Tom Hancock with his medal haul from the last years masters, this year he took out seven medals at the World Masters Athletics Championship in Perth.
Tom Hancock with his medal haul from the last years masters, this year he took out seven medals at the World Masters Athletics Championship in Perth. Debrah Novak

Hancock triumphs at athletics championships

AT 80, Tom Hancock is still fitter than most and earlier this month he proved it when he broke four Australian records at the World Masters Athletics Championships.

"It was a real thrill to get them,” he said about breaking the records.

"It means I'm the best every Australian in that age group, I broke the high jump the discus, the shot and the throw pentathlon records.

"I used to break records down in the lower age groups, but I've never had so many at the one time.”

In his 80-84 age group, the Maclean resident was competing against around 10 athletes from all over the world in each of his events.

Overall, he took out six silver medals and one bronze medal.

"The silver medals I got were very close to gold,” he said.

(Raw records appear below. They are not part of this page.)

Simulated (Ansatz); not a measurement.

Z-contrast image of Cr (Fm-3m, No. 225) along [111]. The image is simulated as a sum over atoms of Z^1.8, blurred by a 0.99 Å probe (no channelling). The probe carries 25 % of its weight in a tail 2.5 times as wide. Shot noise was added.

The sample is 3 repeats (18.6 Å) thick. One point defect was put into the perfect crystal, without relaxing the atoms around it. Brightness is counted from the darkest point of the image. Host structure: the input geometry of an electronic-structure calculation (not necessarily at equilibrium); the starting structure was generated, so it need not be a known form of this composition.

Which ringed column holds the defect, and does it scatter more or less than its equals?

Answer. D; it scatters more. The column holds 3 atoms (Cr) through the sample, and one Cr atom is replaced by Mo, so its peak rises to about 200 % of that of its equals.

"Two centimetres in high jump, about 30cm in the shot and a metre in the discus.

"At some stages in the competition I was in front, I would have liked to got a gold but I'm very pleased to get a medal in every event.

"There were Japanese and Norwegians and people form all over the world, I just happened to meet people who was a specialist in every event.

"There wasn't anyone else who got that many meddles.”

Mr Hancock put most of success down to training and conditioning of his muscles.

"I've been doing it since I was 15, I first started going to the gym when I was a teenager and I've been doing a athletics for 60 odd years,” he said.

"I think it all goes back to how hard you work, and I was working, going to the gym out in Maclean three times a week and going out into the field three or four time a week.”

"You condition your muscles for those sorts of events, I notice when people to to have a go at it and they haven't done it before, they usually have injuries because their muscles aren't used to doing those types of things.”

Mr Hancock has no plans to slow down either.

"I think when you don't want to go to training, it's time to give it away, but I've always been interested,” he said.

"I think the main thing is I do lots of different events, if you did the same event, doing it over and over again you might do it very well, but I think it would also become very hard to keep you mentally stimulated.”